States to Vote on Right to Hunt & Fish Amendments
Voters in four states on Tuesday will decide whether they want to enshrine a “right to hunt and fish” in their state constitutions. Idaho, Kentucky, Nebraska and Wyoming all have ballot measures at the polls on Election Day asking if voters want to add constitutional language to protect residents’ rights to bag deer, ducks, bass and other game, and prevent attempts to restrict those rights.
Some 37.4 million Americans participated in hunting and fishing sports in 2011, according to a 2011 survey by the U.S. Fish and Wildlife Service.
The ballot measures are backed by the National Rifle Association as well as other sporting groups in what they describe as efforts to head off future erosion of hunting and fishing rights by animal rights’ lobbyists. According to the NRA’s legislative arm, the amendments would “protect the citizens’ hunting heritage from attacks initiated by well-funded anti-hunting extremists who have assailed sportsmen throughout the country in recent years.”
The Human Society has spoken out against the measures, stating, “The constitution should guarantee fundamental democratic rights, not provide protection for a recreational pastime.”
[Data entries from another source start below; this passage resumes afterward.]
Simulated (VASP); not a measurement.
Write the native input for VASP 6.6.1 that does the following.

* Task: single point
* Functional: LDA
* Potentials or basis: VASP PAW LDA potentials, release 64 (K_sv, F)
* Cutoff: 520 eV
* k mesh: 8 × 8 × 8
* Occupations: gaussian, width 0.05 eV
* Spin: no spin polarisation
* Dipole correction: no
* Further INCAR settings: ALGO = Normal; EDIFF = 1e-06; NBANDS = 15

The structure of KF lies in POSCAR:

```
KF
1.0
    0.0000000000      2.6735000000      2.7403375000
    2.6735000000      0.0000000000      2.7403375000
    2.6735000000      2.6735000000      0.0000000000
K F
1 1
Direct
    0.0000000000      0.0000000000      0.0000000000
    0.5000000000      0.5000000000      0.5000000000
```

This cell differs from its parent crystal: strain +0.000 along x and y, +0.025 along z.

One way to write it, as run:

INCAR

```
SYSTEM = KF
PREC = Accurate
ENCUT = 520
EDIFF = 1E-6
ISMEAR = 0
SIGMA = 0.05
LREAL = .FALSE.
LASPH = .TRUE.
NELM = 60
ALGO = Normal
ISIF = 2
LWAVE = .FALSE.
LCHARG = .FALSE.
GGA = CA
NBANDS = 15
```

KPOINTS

Thirteen states already consider hunting and fishing a constitutionally protected right. Almost all have been amendments to state constitutions since 1996, with one lone exception; Vermont was on the cutting edge of hunting rights when it included the language in its constitution in 1777. Mississippi is set to consider adding a similar amendment two years from now, and a number of other states have introduced legislation since 2008 to start the amendment process.
“[These amendments] would help preserve the future of hunting and fishing sports for future generations and head off frivolous litigation brought by animal rights’ activists,” says Stephen P. Halbrook, a Washington, D.C., area attorney who has been involved in the litigation for a number of right to hunt, well as high-profile Second Amendment cases.
An Ancient Sport
Those pushing for right-to-hunt rules acknowledge there’s no current existential threat to outdoor sports, but want to block any challenge that could come down the pipe in the future.
“This is primarily to get ahead of the curve. The so-called animal rights movement is pretty strong in this country,” Halbrook says. “Across the country they’re doing litigation, filing lawsuits against hunts or the hunting of specific kinds of game.”
The amendments do not preclude states from regulating hunting. However, they do contain provisions that check what limits and regulations could be imposed. The language on the Kentucky amendment, for example, would only allow rules that have the purpose of “wildlife conservation and management and preserving the future of hunting and fishing,” and would block any attempt to outlaw “traditional” hunting methods, such as archery.
“Another aspect is to make sure the experts in fish and wildlife are the ones doing scientific research and making decisions, as opposed to seeing politically charged decisions,” Halbrook says.
The backers of the ballot measures also want to highlight the role of hunting and fishing in wilderness conservation — if millions of people want to shoot a deer every year, there needs to be enough open space and habitat to support the population, incentivizing hunters to support conservation measures.
“It’s an ancient sport,” says Halbrook. “Hunting and fishing have been with human kind since there have been humans.”